Curbed academic freedom spells cataclysm for Israel
The intensity of the impending electoral season threatens to obscure one of the most serious issues on Israel’s agenda — one which may shake the foundations of its creative capacities and of its democratic viability. Two weeks from now, on October 31, the Council for Higher Education (CHE, or, by its Hebrew acronym, MALAG) is scheduled to vote on a recommendation of its Sub-Committee on Quality Control to stop registration of new students in the Department of Politics and Government at Ben-Gurion University for the next academic year (2013-2014).
Never in Israel’s entire history has an academic department been closed by such a dictate, never has its academic freedom been so gravely assailed (and this by precisely that body charged with its protection), and never have events in the seemingly esoteric world of academe carried such wide-ranging implications for Israel’s fundamental character. It behooves everyone who cares about Israel’s greatest asset — its brainpower — to make sure that this does not happen.
Periodic independent assessments of academic departments — including the quality of faculty, curricula, programs, instruction and, of course, research — are one of the key tools for ensuring that Israeli institutions of higher education maintain the highest international standards and continue to stand at the forefront of academic innovation. Each year, several fields are selected for rigorous review in all the universities and colleges throughout the country. In 2008-2009, the choice fell on political science. From the outset, the process in this instance departed from the norm: it was inexplicably prolonged, heavily politicized and, ultimately, unusually controversial.
As the various departments and faculties of political science were completing their detailed reports in order to meet the deadline for submission in late 2009, they were informed of the composition of the committee of evaluation, consisting of respected international and Israeli scholars covering the various sub-fields of the discipline. The make-up of the committee was queried on political grounds and, in early 2010, the CHE decided, in an unprecedented move, to temporarily halt the evaluation process and to disband the original committee. A full year later, at the beginning of January, 2011, a new committee, headed by Professor Thomas Risse of the Free University of Berlin, was constituted and a schedule designed for on-site visits.
Thus, it was only in September 2011 that the drafts of the evaluation committee were first circulated. These immediately created headlines. Despite specific critiques — some quite severe — of various aspects of the performance of all the departments under review (the full reports are posted on the Council’s website), in a contested decision the committee added, in the case of the Politics and Government Department at Ben-Gurion University (BGU), that failure to comply with its recommendations would result in possible closure.
A public furor ensued. The decision was viewed by many as the most egregious step in what has developed into a pattern of government interference in higher education (from the creation of a special council to approve the upgrading of the Academic College of Ariel to university status and collaboration with Knesset debates on the content of social science courses, to the recent change in the composition of the CHE).

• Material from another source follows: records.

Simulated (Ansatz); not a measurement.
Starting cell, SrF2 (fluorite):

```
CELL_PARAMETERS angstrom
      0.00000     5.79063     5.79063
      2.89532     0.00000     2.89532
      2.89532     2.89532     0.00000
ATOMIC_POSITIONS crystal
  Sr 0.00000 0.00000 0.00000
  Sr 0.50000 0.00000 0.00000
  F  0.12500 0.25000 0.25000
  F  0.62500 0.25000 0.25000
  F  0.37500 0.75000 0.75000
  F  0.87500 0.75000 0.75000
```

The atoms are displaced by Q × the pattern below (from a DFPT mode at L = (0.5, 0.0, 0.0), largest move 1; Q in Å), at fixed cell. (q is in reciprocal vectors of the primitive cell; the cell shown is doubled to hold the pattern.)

The BGU department, from the outset designed as an inter-disciplinary unit for the study of various aspects of politics whose faculty boasts an impressive list of publications in leading journals and academic presses, had already drawn a great deal of fire because some of its faculty members have not only been outspoken in their criticism of Israeli government policies, but also especially militant in their public activism.
Indeed, just a few months before the publication of the initial reports, it had been the object of a well-planned assault by Im Tirtzu, a self-anointed right-wing monitor group, which suggested to key BGU donors to freeze their contributions if the university administration failed to take steps against what it considered to be unacceptable behavior. The evaluation committee’s report provided additional fodder for their campaign.
In academic circles the threat to the Department of Politics and Government has been, with very few exceptions, cast in much broader terms as an attack on academic freedom in Israel in general. The recommendations of the committee to alter the core curricula and to expand the teaching staff to reflect a plurality of approaches and methodologies was (and still is) heavily debated on the exceptionally active social science network; the possibility of academic closure because of such disagreements has been almost unanimously condemned.
A year ago, the CHE approved the recommendations of the external evaluation committee and appointed a team of two, Professor Risse and Professor Ellen Immergut, to monitor their implementation. In August, they reported that they were impressed with the new recruits and the substantive changes in the curriculum at BGU and looked forward to their completion. This report, for reasons that have yet to be clarified (and to the subsequent written dismay of Professor Risse), was translated by the CHE’s own Sub-Committee on Quality Control into a proposed resolution to effectively close the department next year.
For the past month, the debate launched over a year ago has been reignited, expanding well beyond Israel’s borders. Every single major professional organization in the field (the Israeli Political Science Association, the American Political Science Association, the American Sociological Association, the European Consortium for Political Research, the French Political Science Association, to name just a few), and leading scholars in the field, has spoken out against this move. It is much too easy to dismiss these protests as merely political. Although they involve political science and inevitably reflect political preferences, they deal with far more fundamental issues affecting Israeli society and Israel.
At stake, first, is one of Israel’s most precious treasures: its academic excellence. The production of knowledge and intellectual creativity depend on the nurturing of a climate of openness and the safeguarding of freedom of thought (yes, even when certain views are seen as anathema by many). Once this protective shield is penetrated in one area, the guarantee of academic freedom — so essential for any country’s progress — is compromised. The early signs of undue caution among young Israeli academics fearful of losing their positions or not being promoted are already evident; the adoption of the proposed resolution may further constrain intellectual growth. And without minds free to pursue the unknown and the unconventional, the quality of academic institutions in the country cannot but decline.
Stripped of its academic capacities, Israel’s economic and social progress will be stunted.
Israel’s image, too, will suffer immeasurable damage. In a period in which so much effort has been expended to prevent an academic boycott of the country, the imposition of an uncalled-for sanction on Ben-Gurion University by Israel’s own Council of Higher Education can only further tarnish the country and undermine efforts to maintain the kind of open discussion so vital for its advancement.
Above all, however, as Nobel laureate Aaron Ciechanover so astutely wrote to the President of Ben-Gurion University, Professor Rivka Carmi: “The battle is not between right and left, Zionist and post-Zionist…it is on the very spirit of this country. Are we going to become a religious, ultra-conservative, nationalist and isolated country, or a liberal, secular, democratic country in light of the dream of its founders?” The answer to this question doesn’t have to do only with Israeli academe; it has to do with the State of Israel and its values.
These are turbulent times. They will become even more tumultuous if a decision is rendered that will cut off one of the most essential branches upon which Israel was established: its culture of curiosity, skepticism and debate, which has fostered its capacity for discovery. Tampering with the autonomy of its institutions of higher education is nothing short of a prescription for disaster.